HART COUNTY, Ky. — Stan Cottrell, a Hart County native, is running from Los Angeles to Washington D.C., looking to raise money for the youth as part of his Amazing Friendship Run. 

What You Need To Know

  • Cottrell is running to raise money for kids around Horse Cave, Kentucky

  • He is running from Los Angeles to Washington, D.C.

  • He will complete his run in 100 days

  • He started May 7, and this isn't his first run

This is Cottrell's 73rd year of running, and he will be completing his fourth trip across the country. He said his passion is for the children. 

"My passion is about children," said Cottrell. "Children in need, because I was one of those little children.”

Cottrell has previously been recognized by the World Chamber of Commerce for his outstanding service and was even nominated for a Nobel Peace Prize. 

Stan Cottrell with a police officer as part of his journey on his Amazing Friendship Run. (Stan Cottrell)

"I made a covenant with myself when I was 12 years old, and I won a blue ribbon, and I liked the feeling of people saying, 'you can sure run fast,' and it was my eureka moment," said Cottrell. "Someone told me, 'if you keep running like this, you might grow up and be a champion.' I didn't know what a champion was, but I wanted to be one.”

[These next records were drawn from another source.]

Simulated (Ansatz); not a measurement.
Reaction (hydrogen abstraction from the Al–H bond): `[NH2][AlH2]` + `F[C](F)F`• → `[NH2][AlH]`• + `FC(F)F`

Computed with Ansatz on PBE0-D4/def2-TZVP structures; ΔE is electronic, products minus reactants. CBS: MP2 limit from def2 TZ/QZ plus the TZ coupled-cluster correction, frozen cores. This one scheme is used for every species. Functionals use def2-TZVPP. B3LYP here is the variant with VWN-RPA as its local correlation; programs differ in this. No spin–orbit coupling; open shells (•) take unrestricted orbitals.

Over his running journey, Cottrell has surpassed 270,000 miles. He runs 30 miles a day to complete the cross-country run in 100 days. 

“40% of the children didn't even have a coat the last winter, and I remember laying in bed as a child and shivering like mad," said Cottrell. "We didn't have heat. we had a fireplace and we didn't have running water or any of those kinds of things. So coming this winter, no child in our county will be without a coat.”

Cottrell is proud of his roots and wants to continue to inspire people to make a difference in their lives. He is raising money through various sponsorships topping $100,000. He even ran through his home state and county on July 12.

“It's a biblical term before you can go out Judea and Samaria take care of what is going on right in your own community," said Cottrell. "There are things that need to be fixed, and I just want to be involved.”